Investments

Par Funding investors are eager for a plan to get some of their money back


More than 1,700 investors who pumped a total of $550 million into Par Funding, a Philadelphia business lender seized by a court-ordered receiver in 2020, are hoping to learn March 4 when they’ll get some of their money back during a lawyers’ conference to be held on Zoom.

“We are eagerly awaiting our settlement money,” said Jack Belli, a Bucks County retiree who invested with Par through the A Better Financial Plan, the former King of Prussia company of insurance agent Dean Vagnozzi.

Par, Vagnozzi’s agency, and related businesses were taken over by the receiver, Florida lawyer Ryan Stumphauzer, after the Securities and Exchange Commission filed civil fraud charges against Par owners Joseph LaForte and his wife, Lisa McElhone; financial officer Joseph Cole Barleta; and four salesmen who raised funds from people like Belli to finance Par’s high-interest loans for small businesses that couldn’t get bank credit.

Most of the investors put up more than $100,000 each in savings. They were drawn by annual returns on Par investments of 10% and more each year — until Par stopped paying in March 2020.

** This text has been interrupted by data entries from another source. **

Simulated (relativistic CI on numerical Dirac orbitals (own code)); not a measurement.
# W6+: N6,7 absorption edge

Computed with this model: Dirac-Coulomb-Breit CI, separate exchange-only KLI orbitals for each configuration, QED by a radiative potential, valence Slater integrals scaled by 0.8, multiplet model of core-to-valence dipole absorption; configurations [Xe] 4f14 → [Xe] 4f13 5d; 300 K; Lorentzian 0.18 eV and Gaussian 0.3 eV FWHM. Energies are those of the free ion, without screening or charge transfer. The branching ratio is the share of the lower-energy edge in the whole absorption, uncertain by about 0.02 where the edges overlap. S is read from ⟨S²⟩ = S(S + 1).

The SEC complaint and a separate criminal case by federal prosecutors in Philadelphia allege that Par’s owners made high-interest loans to borrowers who too often couldn’t pay back; lied about the risks to investors who funded the loans; failed to disclose LaForte’s criminal history, and drained the company of cash to build their own fortunes. LaForte and McElhone used some of the money to buy themselves dozens of homes and business properties, mostly in Philadelphia, plus a corporate jet, powerboats, cars, watches, and artwork, the investigation found.

Previous lawyer conferences before South Florida-based U.S. District Judge Rodolfo Ruiz, who is overseeing the case, attracted hundreds of Par investors. In December, Ruiz urged receivers to come up with a plan to return at least some of the $250 million in principal still owed to investors by the March 4 conference.

Some investors whose claims were rejected by the receiver are appealing with the hope they also can get paid.

The LaFortes agreed not to contest the civil charges. Ruiz said they would need to pay nearly $200 million to settle the civil case — an amount the LaFortes are contesting.

LaForte, his brother James, McElhone, and Barleta also face criminal conspiracy, racketeering, fraud, and tax charges. A pretrial hearing in that case is scheduled for Monday.

The LaForte brothers, convicted of fraud and other federal felonies in unrelated cases in the early 2000s, are in prison awaiting trial, which is scheduled for April.

Accountants for receiver Stumphauzer said in a January report that his staff and consultants have collected cash and assets totaling more than $175 million for potential restitution to investors. That includes:

  1. At least $140 million from bank and investment accounts, borrower payments, payments by former investment salesmen Perry Abbonizio and Vagnozzi, who connected clients to Par, and the sale of properties, including Joseph LaForte’s former home in Haverford.

  2. Remaining real estate worth around $35 million, including the LaForte’s former Jupiter, Fla., estate and other properties, mostly in Philadelphia. The sale of the Florida property has been delayed by an IRS lien against McElhone for unpaid income taxes.

Separately, federal authorities have control of the LaFortes’ former Cessna private jet and an investment account.

The receiver hopes to also raise additional cash, including:

  1. As much as $60 million still owed to Par by borrowers. The receiver has been writing down the value of these potential assets, as many of the loans have proven to be uncollectible because the borrowers have gone out of business.

  2. Up to $45 million from an insurance settlement agreement with Vagnozzi’s longtime lawyer, John Pauciulo, and his former law firm Eckert Seamans. The SEC says Pauciulo should have urged Vagnozzi to register Par investments as securities and follow the law requiring disclosure of investment risks. That settlement is not final. Pauciulo left the firm and was assessed a $125,000 fine by the SEC in 2022.

  3. A refund of several million dollars in federal taxes Par paid in years when it claimed to be making money, but federal officials have since concluded the company was actually losing money.

The SEC is also suing Long Island-based AG Morgan Financial Advisors, Vagnozzi’s brother Albert, and others who sold Par investments.

Others are demanding payments for losses they say they suffered from Par, which could delay or prevent some funds from being returned to investors. Par borrowers led by Tzvi Ozer, also known as Harold “Steven” Ozer, are suing in federal court in New York to collect damages from Eckert and from some of Par’s investors. Dean and Albert Vagnozzi and a group of former Par salespeople also have filed lawsuits in hopes of collecting from Eckert.

Robert Hawrylak, a Par investor from Delaware County, says he thinks the authorities should also hold responsible the radio stations that ran the ads that helped persuade him and others to make the ill-fated investment. “I’m down to my last $20,000 of savings to live off,” he said Friday. At 69, “I may have to get a job.”

The hearing is scheduled for March 4 at 10 a.m. Eastern time.